With the announcement of a $650 million Series E funding round, launch startup Relativity Space revealed plans to build a fully reusable 3D printed launch vehicle.
The Terran R is a fully reusable two-stage 3D printed rocket that Relativity Space says is capable of deploying 20,000 kilograms into low Earth orbit. In a promotional video, the launch startup claims the design of the rocket was “inspired by nature.” If nature is over the shoulder of a SpaceX Starship engineer then sure, I’ll buy that.
The fully stainless steel rocket is powered by six 3D printed methalox engines. The Terran R’s first and second stages feature distinctive fins that will likely be utilised to stabilise the rocket during reentry. The booster also features grid fins for stabilisation during propulsive landings. To put it plainly, it appears that someone shrunk the Starship design and made a few small changes to make sure it didn’t look like they’d copied their classmate’s work.
The design is not the only aspect that the Terran R project seems to have in common with the endeavors of Relativity’s more established competitor.
In a press release for the announcement of its Series E funding round, Relativity Space stated that the Terran R represents a “leap towards Relativity’s mission to build humanity’s multi-planetary future, eventually offering customers a point-to-point space freighter capable of missions between Earth, Moon, and Mars.”
Now, SpaceX doesn’t have a monopoly on attempting to make humanity multi-planetary. However, it has been a core principle of the company even before its founding.
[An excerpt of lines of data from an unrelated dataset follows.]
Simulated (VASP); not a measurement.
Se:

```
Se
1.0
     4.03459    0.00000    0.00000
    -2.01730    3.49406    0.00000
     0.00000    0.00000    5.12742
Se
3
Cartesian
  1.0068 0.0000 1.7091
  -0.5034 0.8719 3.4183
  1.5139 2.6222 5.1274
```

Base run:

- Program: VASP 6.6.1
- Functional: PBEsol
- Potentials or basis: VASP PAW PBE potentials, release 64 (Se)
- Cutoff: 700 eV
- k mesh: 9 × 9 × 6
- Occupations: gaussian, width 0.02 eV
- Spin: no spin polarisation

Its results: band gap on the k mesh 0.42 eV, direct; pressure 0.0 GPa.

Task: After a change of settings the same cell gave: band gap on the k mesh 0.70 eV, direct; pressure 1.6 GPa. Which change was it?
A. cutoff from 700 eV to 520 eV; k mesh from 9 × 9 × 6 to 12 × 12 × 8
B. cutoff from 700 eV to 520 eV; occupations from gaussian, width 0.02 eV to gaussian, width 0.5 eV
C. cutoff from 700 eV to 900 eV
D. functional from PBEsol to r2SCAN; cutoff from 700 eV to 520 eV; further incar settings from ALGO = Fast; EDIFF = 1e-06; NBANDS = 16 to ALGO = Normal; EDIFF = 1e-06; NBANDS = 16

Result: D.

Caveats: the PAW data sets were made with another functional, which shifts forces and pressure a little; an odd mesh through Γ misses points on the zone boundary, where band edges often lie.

Prior to starting his launch company in 2002, SpaceX founder and CEO Elon Musk attempted to launch a greenhouse to Mars aboard a retrofitted Russian intercontinental ballistic missile. The mission was designed to inspire the public to put pressure on NASA to ramp up its efforts to land humans on Mars. Ultimately Russian officials didn’t take Musk’s plans seriously, a decision they are likely regretting to this day.
Although this diatribe is mostly good-natured, Relativity’s efforts with the Terran R do warrant some scrutiny. It might be that there is no coincidence that when SpaceX and Relativity Space sat down to create a fully reusable launch vehicle they arrived at the same design. This may be the singularly ideal solution to that problem. This may very well be the case. But I don’t think it is.